I'm posting the whole article (from the Toronto Star's Leslie Ferenc) because it is so bang-on.
Integrated strategies. Train-the-trainer models. Solving, not managing. Empowering others to own, not trying to own oneself. Emergency preparedness over emergency response. Systems, not silos.
Competition is about selling something, which requires markets. Society isn't a market - it's a social organism. To be in good health, systems need balance, alignment, internal cooperation. Not competition.
We can solve so many of the problems we face; we can create best-practice models to export. We can innovate world-changing ideas.
It's all possible, but only when we work together. When we make the conscious decision to prioritize solving problems ahead of scoring personal wins, we all win. It doesn't happen any other way.
Canada failing homeless youth, report charges
Stress on emergency assistance, not prevention, solves little in the long run, professor says.
Canada falls short of meeting the needs of homeless youth by treating them as adults and expecting shelter care to solve the problem, according to a new report.
Many youth find themselves “languishing in a shelter for four or five years when they should be in school learning to be an adult with the supports they need . . . instead of rushing them to be adults, living in poverty and becoming chronically homeless adults,” says report author Stephen Gaetz, a professor in York University’s education faculty and director of the Homeless Hub (Canadian Homelessness Research Network).
“By continuing to emphasize emergency supports, as important as they are, rather than prevention or rapid rehousing, our strategy is simply to manage the problem,” he said.
Gaetz is author of Coming of Age: Reimagining the Response to Youth Homelessness in Canada which was released Monday.
The report looks at remedies used in Canada and countries such as the United Kingdom and Australia which address youth homelessness differently.
“Youth homelessness is distinct from adult because of conditions … it’s not just an age difference,” he said, adding they are thrust into adult roles before their time and the transition is often traumatic.
For one, they don’t have the resources and support they need to be independent. “They leave a home where they were dependent on the care of adults.”
Family conflict can also be a factor with youth fleeing difficulties at home, including abuse. They land in shelters and “suddenly, they find themselves having to behave as adults.” said Gaetz.
While he acknowledged there will always be a need for emergency services, they are not the solution.
“We need to refocus our efforts on preventing it from happening in the first place,” he wrote in the report.
“For those who can no longer stay at home we must develop a crisis response that allows them to rapidly move into housing in a safe and planned way, with the supports they need to help them transition to a healthy and fulfilling adulthood.”
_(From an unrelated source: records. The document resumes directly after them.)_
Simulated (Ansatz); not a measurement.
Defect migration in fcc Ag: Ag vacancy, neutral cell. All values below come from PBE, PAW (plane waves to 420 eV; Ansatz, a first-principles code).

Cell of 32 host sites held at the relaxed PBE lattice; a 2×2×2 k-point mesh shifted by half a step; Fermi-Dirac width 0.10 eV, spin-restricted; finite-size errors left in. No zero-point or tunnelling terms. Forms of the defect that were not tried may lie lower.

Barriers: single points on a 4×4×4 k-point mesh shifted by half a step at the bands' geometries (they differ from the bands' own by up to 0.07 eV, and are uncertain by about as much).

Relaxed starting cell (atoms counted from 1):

The report recommends an integrated system of care that reconnects youth to their families if possible, offers outreach mental health and harm reduction programs as well as legal support for youth in conflict with the law.
To meet the needs of youth means looking at what others are doing “so we can put together a framework for responding to youth homelessness differently,” said Gaetz, adding it will also mean a shift in thinking.
Australia’s Reconnect program targets youth 12-18 and their families. School social workers and teachers help identify at-risk or homeless youth. A series of programs and services such as assessment, counselling and practical support are available to help young people work through their problems.
A shelter diversion program in the UK offers youth a bed and support from a family in their neighbourhood, a place to chill while they resolve their problems. An integrated system of care includes housing and, if possible, family reunificiation.
The report also cites the Infinity Project, run by the Boys and Girls Clubs of Calgary, which offers young people 16-24 permanent housing, leading to greater self-sufficiency.
In Niagara Region, Youth Reconnect is a community-based shelter diversion program to help homeless and at-risk youth stay in their communities and in school.
In Toronto, outreach and harm reduction programs at frontline agencies such as Eva’s Satellite help meet service needs of diverse groups.
For Gaetz, it’s a start, but he wants every community in Canada to make ending youth homelessness a priority.
“Moreover, outside of the Province of Alberta which is readying its strategic response to youth homelessness, most higher levels of government across the country are largely silent on the issue,” he said.
“This means in most communities the response is fragmented and ad hoc, and the focus is on managing the problem rather than ending it through a coordinated response that shifts the focus to prevention and rehousing.”
The next step for Gaetz is to engage citizens, agencies, community groups and all levels of government across the country to come to the table
“We are looking at developing a coalition model to support communities to end homelessness,” he said.
“It’s not a cookie cutter response. Toronto’s will be different from York Region’s or Kenora. I’m positive this can happen because there is a lot of momentum in Canada.”